The design process is simply an extension of the organizing process that began as you developed the concept for your subject.
To the extent that you can define your project's purpose and can prioritize the different parts of your message, you can create effective, good-looking print communications.
If, however, you're unclear about the purpose and undecided about the sequence and relative importance of the information you want to communicate, you're in dangerous waters. You're forced to operate subjectively rather than objectively.
Let's say you're designing a layout for a newsletter article that includes a series of photographs. Without you've thought through the role of the photographs in the article, you will not know how to position them. You'll be forced to be strictly subjective. "I think this photograph looks good here," etc. But if you know how they relate to the story and each other, you can easily decide on the proper order and size for them.
In a sense, desktop publishing and the tools of graphic design are an extension of your communication skills. They make it easier for you to give visual organization and emphasis to your message.

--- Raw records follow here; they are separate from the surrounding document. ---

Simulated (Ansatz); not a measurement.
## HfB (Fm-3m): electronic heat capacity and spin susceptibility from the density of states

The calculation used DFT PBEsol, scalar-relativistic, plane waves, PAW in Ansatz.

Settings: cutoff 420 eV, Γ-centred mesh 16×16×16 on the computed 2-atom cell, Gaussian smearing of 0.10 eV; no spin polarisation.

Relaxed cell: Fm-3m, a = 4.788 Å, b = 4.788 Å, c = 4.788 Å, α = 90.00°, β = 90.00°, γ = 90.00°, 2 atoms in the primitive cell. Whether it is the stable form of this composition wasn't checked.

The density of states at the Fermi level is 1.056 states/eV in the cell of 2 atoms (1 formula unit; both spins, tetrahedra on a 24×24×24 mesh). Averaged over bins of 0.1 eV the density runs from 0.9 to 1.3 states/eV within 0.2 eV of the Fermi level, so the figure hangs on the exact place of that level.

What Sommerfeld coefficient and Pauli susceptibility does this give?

However, they can not compensate for a lack of initial planning or organization, which is why the success of your project hinges on this initial stage.
Before starting a project, ask yourself these question:
* Who is the intended audience?
* What is the basic message you're trying to communicate?
* In what format will readers encounter your message?
* What similar messages have your readers encountered from other sources or competitors?
* How does this publication relate to your other publications?
The more you define your project's purpose and environment, the stronger your design will be.